An independent autopsy performed by a world-renowned forensic pathologist not only confirmed that Patrick Lyoya died from being shot in the back of his head by a police officer but also that the officer “pressed” his gun into the unarmed Black man’s head before firing the “contact shot” in Grand Rapids, Michigan.
Dr. Werner Spitz said Tuesday during a press conference in Detroit that Lyoya, 26, was also “conscious and aware that a gun was being held to the back of his head” at the moment before he died on that fateful morning of April 4.
Those findings based on scientific evidence only bolster claims that lethal force was used in a situation in which it was not merited because the officer clearly had control over Lyoya, civil rights attorneys said during the press conference.
The developments in the latest high profile police killing of an unarmed Black person came as Ben Crump, who represents Lyoya’s family, suggested Lyoya — whose shooting stemmed from a traffic stop — was also the victim of “DWB,” or driving while Black.
Attorney Ven Johnson also suggested during the press conference that the sudden deactivation of the officer’s body camera may have been deliberate.
The autopsy findings came days before Lyoya’s funeral and nearly one week after graphic video footage from the traffic stop and shooting was made public by the City of Grand Rapids.
Spitz, who has worked on landmark shooting cases like the assassinations of President John F. Kennedy and Martin Luther King Jr., conducted the autopsy on Saturday at a funeral home in Grand Rapids and shared his preliminary findings on Tuesday.

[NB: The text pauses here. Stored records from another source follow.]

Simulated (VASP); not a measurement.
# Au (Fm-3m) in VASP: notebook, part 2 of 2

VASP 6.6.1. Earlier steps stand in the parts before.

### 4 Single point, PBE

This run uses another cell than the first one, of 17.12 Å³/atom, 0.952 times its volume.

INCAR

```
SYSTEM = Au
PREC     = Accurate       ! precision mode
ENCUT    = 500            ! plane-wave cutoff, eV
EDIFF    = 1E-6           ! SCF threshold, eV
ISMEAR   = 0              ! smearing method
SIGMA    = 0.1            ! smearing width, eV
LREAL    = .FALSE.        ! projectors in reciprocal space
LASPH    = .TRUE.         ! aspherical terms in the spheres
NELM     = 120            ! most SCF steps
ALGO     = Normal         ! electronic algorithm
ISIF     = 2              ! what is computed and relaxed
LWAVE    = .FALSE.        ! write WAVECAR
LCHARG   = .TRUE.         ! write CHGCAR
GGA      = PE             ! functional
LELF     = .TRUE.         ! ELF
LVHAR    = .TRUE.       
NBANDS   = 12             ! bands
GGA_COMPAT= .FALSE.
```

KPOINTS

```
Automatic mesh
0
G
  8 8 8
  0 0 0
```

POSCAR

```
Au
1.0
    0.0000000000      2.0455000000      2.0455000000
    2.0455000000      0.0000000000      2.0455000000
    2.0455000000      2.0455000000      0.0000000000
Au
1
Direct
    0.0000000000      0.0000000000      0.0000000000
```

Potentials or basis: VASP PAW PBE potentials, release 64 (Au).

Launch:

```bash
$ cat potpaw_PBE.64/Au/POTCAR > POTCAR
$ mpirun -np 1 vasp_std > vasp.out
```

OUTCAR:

Using a human skull and a chart to demonstrate where and how Lyoya was shot, Spitz said the single bullet used went into Lyoya’s skull but never exited his head. Instead, the bullet was lodged near the upper right temple and stopped because Lyoya had his face pushed into the ground at the time of the shooting.
the bullet went thru the bone and lodged under the skin for the simple reason that the skin is elastic, lost its velocity of the bullet because the bullet stretched the skin in the upper right temple area and at that moment the bullet stopped and it was located.
“There’s no question what killed this young man,” Spitz said.
Crump said it was important to get these official findings on the record because previously the police chief in Grand Rapids would not say where Lyoya was shot.
Spitz said it was the only injury to Lyoya’s body.
Lyoya knew he had a gun to his head before he was shot, Spitz added.
“He was fully aware at one point … that there is a gun being held to his head,” Spitz said, in part because “the gun is cold” and metal.
“The gun is pushed against the skin which gives a certain feeling to the person that is being detained, that there’s a gun involved and,” Spitz said before adding, “Who knows what’s going to follow?”
Spitz said he was sure the gun was pressed into Lyoya’s head before the fatal shot was fired.
“I think it was,” Spitz said, “because the bone in the back of the head was not broken, it was fragmented.”
Bone fragmentation happens “when the gun is held in contact with the skin and pushed against the skin,” Spitz said.
This is a developing story that will be updated as additional information becomes available.